The change in the capital element of the DEL arises from the draw-down of £8,229,000 capital end-year flexibility as set out in the Public Expenditure Outturn White Paper (Cm 6293). This is partly off-set by a transfer of £70,000 to HM Customs and Excise in relation to work to develop the Neighbourhood Statistics programme.

The administration costs limit will be increased by £4,472,000 from £152,990,000 to £157,462,000.

Pensions: Financial Assistance Scheme

The Parliamentary Under-Secretary of State, Department for Work and Pensions (Baroness Hollis of Heigham): My honourable friend the Minister for Pensions (Malcolm Wicks) has made the following Written Ministerial Statement:

In December 2004 we said that our priority was getting help to those facing the most urgent difficulties being closest to, or already at, retirement age and therefore less able to make provision to replace their lost pensions.

At that time we had asked independent trustees to provide data on the pension schemes that they thought might be eligible for the financial assistance scheme. We had a very good response and from the information provided it appears that there are at least 380 schemes in which members might be potentially eligible for financial assistance. The precise scale of the financial shortfalls in these schemes cannot be known until the winding-up processes are close to completion.

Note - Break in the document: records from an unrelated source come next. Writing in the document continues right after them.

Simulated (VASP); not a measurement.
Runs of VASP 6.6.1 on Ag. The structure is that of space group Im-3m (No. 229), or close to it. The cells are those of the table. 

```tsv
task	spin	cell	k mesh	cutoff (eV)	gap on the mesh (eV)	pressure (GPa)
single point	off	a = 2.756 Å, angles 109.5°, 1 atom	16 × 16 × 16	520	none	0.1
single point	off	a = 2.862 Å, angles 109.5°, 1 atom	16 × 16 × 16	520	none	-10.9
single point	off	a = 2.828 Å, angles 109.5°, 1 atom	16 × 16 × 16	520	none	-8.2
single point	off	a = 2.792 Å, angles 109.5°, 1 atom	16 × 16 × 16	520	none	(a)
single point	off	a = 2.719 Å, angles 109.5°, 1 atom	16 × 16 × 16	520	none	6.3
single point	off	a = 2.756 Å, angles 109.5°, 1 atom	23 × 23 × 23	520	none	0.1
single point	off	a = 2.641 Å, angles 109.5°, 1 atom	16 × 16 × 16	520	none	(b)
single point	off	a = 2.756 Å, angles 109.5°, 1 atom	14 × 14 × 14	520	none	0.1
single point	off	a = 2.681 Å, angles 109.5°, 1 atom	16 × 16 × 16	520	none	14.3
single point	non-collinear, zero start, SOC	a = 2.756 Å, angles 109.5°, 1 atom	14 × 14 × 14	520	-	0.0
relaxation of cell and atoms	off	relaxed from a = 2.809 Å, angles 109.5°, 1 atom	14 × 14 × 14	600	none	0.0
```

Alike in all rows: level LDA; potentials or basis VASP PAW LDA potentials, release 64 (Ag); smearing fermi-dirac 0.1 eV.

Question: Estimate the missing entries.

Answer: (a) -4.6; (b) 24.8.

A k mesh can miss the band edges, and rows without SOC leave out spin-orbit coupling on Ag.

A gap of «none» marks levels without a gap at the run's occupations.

A list of these potentially eligible schemes has been placed in the Library. It is a provisional list which broadly confirms earlier estimates of the scale of the problem, and the number of individuals affected. The detailed eligibility criteria for both schemes and members will be set out in regulations that we expect to publish for wider consultation in the spring. Once finalised these will need parliamentary approval, which we hope to obtain by the end of July.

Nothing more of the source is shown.